# Pulse | ONDC Pincode-Merchant mapping
#### `ONDC Build for Bharat Hackathon`

**Author:** Sarang Galada<br>
**Email ID:** sarang.galada@gmail.com<br>
**Date created:** 07/02/2024<br><br>
**Abstract:** Due to its democratized nature, the Open Network for Digital Commerce (ONDC) is approximated to have upwards of 100 million merchants onboarded on the platform! Thus, a matrix having all Indian pincodes (\~19,300) as columns and merchants (\~100m) as rows, will both be colossal and extremely sparse.

Now imagine a customer-facing app having to retrieve all the merchants servicing a given PIN Code in near-instant time. This calls for the development of efficient algorithms and data structures to optimally store and retrieve Pincode-Merchant mappings.

In this solution, Radix Trees are used as the data structure. They are optimal for our particular use-case since:
1. They don't store redundant information (ie. 100% density) unlike sparse matrices
2. Offer exceptional compaction by exploiting patterns in the PIN Code structure
3. Not only do they offer constant-time O(1) lookup (which we are most concerned about), but even that constant-time taken is minimum compared to other O(1)-lookup data structures available. Hence retrieval time is near-instant (in micro/milli seconds!) irrespective of data dimensions
4. Extreme flexibility. Can handle:
		- Any number of PIN Codes and Merchants
		- On-the-fly updation of PIN Codes and Merchants
		- Variable-length PIN Codes, making them scalable across other countries too.
		- Easily interconvertible to/from standard formats such as CSV
		- Can be applied to a host of analogous problem statements (eg. mappings between Merchant & Product Category, Companies & Job Applicants, Universities & Candidates)
  
<br>

*   *Hackathon*: `Build for Bharat, 2024 by ONDC`
*   *Problem Statement*: `Optimal storage & retrieval in m*n sparse matrix`
*   *Scale of the solution*: `19,300 PIN Codes (total in India) and 1,00,000 Merchants`
*   *Data Structure used*: `Radix Tree`

In [None]:
## Loading libraries

import numpy as np
import pandas as pd
import random
import time
import pickle

## Architecture design

In [None]:
## Defining the Radix Tree Class

class RadixTreeNode:
    def __init__(self):
        self.children = {}
        self.merchant_ids = set()

class RadixTree:
    def __init__(self):
        self.root = RadixTreeNode()

    def insert(self, pincode, merchant_id):
        pincode = str(pincode)
        node = self.root
        for digit in pincode:
            if digit not in node.children:
                node.children[digit] = RadixTreeNode()
            node = node.children[digit]
        node.merchant_ids.add(merchant_id)

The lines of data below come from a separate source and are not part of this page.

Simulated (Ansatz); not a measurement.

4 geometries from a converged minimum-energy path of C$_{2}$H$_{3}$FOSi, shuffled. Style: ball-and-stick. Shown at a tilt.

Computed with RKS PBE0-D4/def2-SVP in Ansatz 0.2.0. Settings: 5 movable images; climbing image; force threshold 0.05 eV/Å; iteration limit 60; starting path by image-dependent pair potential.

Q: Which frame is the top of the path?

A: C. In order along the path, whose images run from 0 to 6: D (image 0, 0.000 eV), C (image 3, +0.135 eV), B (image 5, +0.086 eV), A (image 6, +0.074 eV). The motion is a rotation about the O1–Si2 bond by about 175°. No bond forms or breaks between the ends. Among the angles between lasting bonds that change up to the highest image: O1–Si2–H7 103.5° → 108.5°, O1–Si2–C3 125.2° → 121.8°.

    def load_merchant(self, merchant_pin_array, merchant_id):
      for pincode in merchant_pin_array:
        self.insert(pincode, merchant_id)

    def search(self, pincode):
        node = self.root
        for digit in pincode:
            if digit not in node.children:
                return set()  # ie. Pincode not found
            node = node.children[digit]
        return node.merchant_ids

    def print_tree(self):
            self._print_node(self.root, "")

    def _print_node(self, node, prefix):
        if node.merchant_ids:
            print(prefix + " -> " + str(node.merchant_ids))
        for digit, child in node.children.items():
            self._print_node(child, prefix + digit)

## Data preparation & storage

In [None]:
## Loading an array containing all 19300 existing Indian pincodes (as of Jan 2024)

pincodes = pd.read_csv("data/unique indian pincodes.csv", header=None)
pincodes = pincodes.values.reshape(-1)
total_pincodes = len(pincodes)
total_pincodes

19300

### Option 1


In [None]:
## Option 1: Generate 100k merchants, each servicing 50-1000 PIN codes, and load them onto a Radix Tree

radix_tree = RadixTree()

t0 = time.time()

for i in range(100000):
  # Randomly assign a bunch of 50-1000 unsorted pincodes from the pool to each merchant
  st = random.randint(0, total_pincodes-1000) # start index
  num_pins = random.randint(50, 1000) # chunk size
  merchant_pins = pincodes[st:st+num_pins] # grab a chunk and assign

  radix_tree.load_merchant(merchant_pins, i)

t1 = time.time()

# Save the Radix Tree object to a binary file
with open('data/100k_merchants.pkl', 'wb') as f:
    pickle.dump(radix_tree, f)

# Print the radix tree
# radix_tree.print_tree()

print(f"Radix Tree building time: {t1-t0} seconds")

In [None]:
## Option 1: Load the pre-built Radix Tree

t0 = time.time()

# Load the object from the binary file
with open('data/100k_merchants.pkl', 'rb') as f:
    radix_tree = pickle.load(f)

t1 = time.time()

print(f"Radix Tree loading time: {t1-t0} seconds")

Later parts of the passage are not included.